An open letter the editorial committee, management, directors, share- and stakeholders of Gallimard and the Bibliothèque de la Pléiade
Madame, Sir:
In public estimation and by commercial determination, Bibliothèque de la Pléiade has become the global reference for nearly 1000 year of French literary heritage and achievement. The memoirs of Simone de Beauvoir, but not Le Deuxième Sexe (“The Second Sex”), for which she is best-known and honored around the globe, were added in May 2018. De Beauvoir figures with 10 or so other women writers.
Muted protest at the dis-inclusion of this key work of modern consciousness gained no public traction in May and June. Most news coverage focused on the virtual absence of women in the Pléiade list and – 36 years after de Beauvoir’s peer, friend and intimate associate Jean-Paul Sartre’s inclusion in what is, in effect, the French canon – the tardiness of hers. De Beauvoir died in 1986.
I write not to protest but to tell readers and the Pléiade editorial committee and the Gallimard management, owners and stakeholders categorically that it is impossible that Le Deuxième Sexe does not figure as de Beauvoir’s literary contribution to France and the world.
I have tried to think of all this in terms of champs des possibles, as we say. But it is impossible. The dis-inclusion of Le Deuxième Sexe will not do. Impossible, it cannot stand. Impossible, it must not continue.
My imagination had not previously compassed in such friends this meanest sort of self-deluding woman-hating: impossible! But true.

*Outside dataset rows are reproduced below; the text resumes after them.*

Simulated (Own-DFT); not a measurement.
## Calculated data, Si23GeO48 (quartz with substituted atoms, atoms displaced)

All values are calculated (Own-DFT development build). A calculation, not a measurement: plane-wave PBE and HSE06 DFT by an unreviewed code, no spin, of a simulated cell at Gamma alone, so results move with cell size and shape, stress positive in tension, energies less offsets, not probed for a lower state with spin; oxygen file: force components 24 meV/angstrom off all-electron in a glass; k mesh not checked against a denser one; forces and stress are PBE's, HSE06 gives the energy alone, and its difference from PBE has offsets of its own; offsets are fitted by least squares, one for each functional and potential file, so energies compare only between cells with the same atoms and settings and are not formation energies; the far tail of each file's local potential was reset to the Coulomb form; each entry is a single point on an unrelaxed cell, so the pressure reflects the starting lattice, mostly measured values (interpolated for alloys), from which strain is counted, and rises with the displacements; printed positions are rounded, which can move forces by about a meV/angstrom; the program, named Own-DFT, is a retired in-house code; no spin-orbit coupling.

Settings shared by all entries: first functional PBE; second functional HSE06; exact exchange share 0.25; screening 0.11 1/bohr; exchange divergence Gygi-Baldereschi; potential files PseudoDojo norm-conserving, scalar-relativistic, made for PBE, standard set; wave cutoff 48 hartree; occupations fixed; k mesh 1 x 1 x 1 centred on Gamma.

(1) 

Universally practiced by those who scorn it, self-deluding woman-hating is the transubstantiation of this, our Age of Reason. The dis-inclusion of the Le Deuxième Sexe from the Pléiade is but one of its more public, spectacularly disheartening, proofs.
Impossible: Simone de Beauvoir’s most signal contribution to literature is absent in presence of full ranges of exemplary works by contemporaries or near-contemporaries or compagnons de route such as Jean-Paul Sartre or René Char or Albert Camus or Jean Cocteau or Antoine de Saint-Exupery.
Impossible: the historical, contextual and cultural insensitivity such neglect involves.
Impossible: that the Pléiade should offer what amounts to a boorish insult to de Beauvoir as an intellectual by including her personal memoirs but none of her novels, none of her essays and finally not the universally acclaimed chef d’oeuvre of her spirit. What next? Will her bidet come to figure with Sartre’s escritoire in displays of the celebrated couple’s memorabilia?
Impossible: Le Deuxième Sexe is absent from the collection because the prose is a slog. “One is not born a woman but becomes one” may be dry, but it is one of the most succinct statements of a complex truth one is ever likely to come across.
Impossible, too, that the weight of outworn balderdash dims her prose so much that it extinguishes the impact of her revolutionary analysis of gender, especially when a big part of the merit of such included works as Sartre’s classic La Nausée, is a combination of balderdash and post-war angst. Lugubriousness has dimmed Rousseau’s light not at all. Why should it dim de Beauvoir’s?
Impossible: that Le Deuxième Sexe is absent from the canon because it is not a “work of imagination” in the image of the oeuvres romanesques Le Petit Prince or L’Etranger or La Nausée. Written to accommodate what the authors considered new perspectives, these three works, among many others of the time, including Le Deuxième Sexe, are explicitly and passionately about the fundamental importance, condition and engagement of the individual. Impossible: that de Beauvoir could have written her cri du coeur for the (female) individual in the novelistic-style adopted by Saint-Exupery or Camus or Sartre for their own cris du coeur.
Impossible: that the Le Deuxième Sexe, an exact, penetrating antiphony, complement, even necessary antidote, to the pretensions, assumptions, analyses and conclusions not only of these three associated works but also to those of all that precede and follow them is absent from the French canon.
When it comes right down to it, then, including Le Deuxième sexe in the Pleiade collection is a question of deference to creative depth and sweep, not just recognition of literary merit.
The Pleiade editorial committee really had only to sit down together and ask themselves if the Little Prince or Mersault (especially Mersault!) or Roquentin would have been different if their respective authors had had even a faint glimmer of understanding of what Simone de Beauvoir wrote so clearly of. That the committee has not yet done so is down to only de Beauvoir’s reproductive equipment.
I call on all friends of France, its ideals and literature, to remind the Pléiade editorial committee, management, directors, share- and stakeholders of Gallimard of the cultural and intellectual responsibilities they have taken on with ownership of Bibliothèque de la Pléiade.